- The Washington Times - Sunday, March 16, 2003

Rebels seize airport, presidential palaces
BANGUI Insurgents loyal to a former army chief captured the Central African Republic's airport, large swathes of its capital and several presidential residences yesterday while the president was out of the country.
Intense artillery and smaller-arms fire began around 3:15 p.m. local time as the rebels entered the capital, Bangui, from the north. The fighters identified themselves to residents as loyalists of former Army chief Francois Bozize, whose forces narrowly failed to capture the capital in October.
The attacks in this coup-prone nation came while President Ange-Felix Patasse visited Niamey, the capital of Niger, for a meeting of African heads of state.

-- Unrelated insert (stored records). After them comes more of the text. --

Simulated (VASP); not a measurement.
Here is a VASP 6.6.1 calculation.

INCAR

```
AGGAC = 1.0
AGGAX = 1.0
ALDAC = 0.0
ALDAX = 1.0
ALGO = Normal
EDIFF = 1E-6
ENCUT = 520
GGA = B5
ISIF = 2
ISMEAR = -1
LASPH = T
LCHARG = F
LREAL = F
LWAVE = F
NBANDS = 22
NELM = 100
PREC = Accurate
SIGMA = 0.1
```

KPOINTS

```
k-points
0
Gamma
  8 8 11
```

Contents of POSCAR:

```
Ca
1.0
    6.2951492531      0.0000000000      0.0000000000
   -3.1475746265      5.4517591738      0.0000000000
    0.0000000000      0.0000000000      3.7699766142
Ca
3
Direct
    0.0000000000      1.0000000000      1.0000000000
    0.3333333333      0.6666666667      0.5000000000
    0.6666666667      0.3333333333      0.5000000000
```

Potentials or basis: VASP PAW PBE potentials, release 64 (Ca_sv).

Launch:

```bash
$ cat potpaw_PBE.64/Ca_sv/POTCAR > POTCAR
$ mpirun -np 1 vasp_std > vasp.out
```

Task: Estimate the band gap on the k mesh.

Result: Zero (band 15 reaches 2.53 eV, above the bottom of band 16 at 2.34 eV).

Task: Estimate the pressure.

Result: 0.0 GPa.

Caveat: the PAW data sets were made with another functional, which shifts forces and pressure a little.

Rebel chief faces war-crimes court
BONTHE Rebel leader Foday Sankoh, his head slumped on his chest, right leg shaking constantly and grey hair in dreadlocks, was wheeled before a war-crimes court in Sierra Leone yesterday.
Mr. Sankoh is one of seven persons indicted by the U.N.-backed court and charged with crimes against humanity and violations of international humanitarian law, including murder, rape, sexual slavery, extermination and other acts of terror.
Mr. Sankoh and his Revolutionary United Front took up arms in 1991 to start one of Africa's most savage civil wars. About 50,000 died, and thousands more had limbs deliberately hacked off by fighters.

Greenpeace blockade of naval base ended
MADRID Greenpeace said yesterday that Spanish police had carried out a midnight raid to end a 14-hour blockade of a U.S.-Spanish naval base by the environmental group's Rainbow Warrior flagship.
No comment was immediately available from police or the government of Spanish Prime Minister Jose Maria Aznar, one of President Bush's staunchest European allies on Iraq.
A Greenpeace spokeswoman said police boarded the Rainbow Warrior after it obstructed the entrance to the Rato naval base on Spain's southern coast Friday and prevented a U.S. military supply ship from leaving.

Scuffles mar return of exiled royals
NAPLES Scuffles broke out outside Naples Cathedral yesterday, forcing the heirs to the Italian throne to cancel attending a Mass there on their first visit to the city after 57 years in exile.
Supporters of the exiled members of the Savoy royal family scuffled with backers of a rival royal dynasty, the Bourbons, who ruled what was then the Kingdom of Naples until the 19th century.
Vittorio Emanuele, 65, grandson of Italy's last king; his wife, Marina Doria; and their 30-year-old son, Emanuele Filiberto, arrived in Naples earlier for a three-day visit. It was their first lengthy stay in Italy since the Italian parliament last year lifted a ban imposed on the male heirs of the royal family after World War II for the then-monarch's collaboration with fascist dictator Benito Mussolini.

Huge wedding thrown for Chavez's daughter
CARACAS Venezuelan President Hugo Chavez threw a magnificent wedding for his daughter yesterday, with a cake big enough to serve 1,000, including Cuban leader Fidel Castro, who is reported to have declined his invitation.
Venezuela's press has dubbed it the "revolutionary wedding," after the president's leftist politics.
Rosa Virginia Chavez, who appears at her father's side more often than the first lady, was married to the defense minister's nephew Pedro Manuel Prieto in a 19th-century chapel on the grounds of the Miraflores presidential palace in Caracas.
Rosa Virginia is the second of Mr. Chavez's four children from two marriages.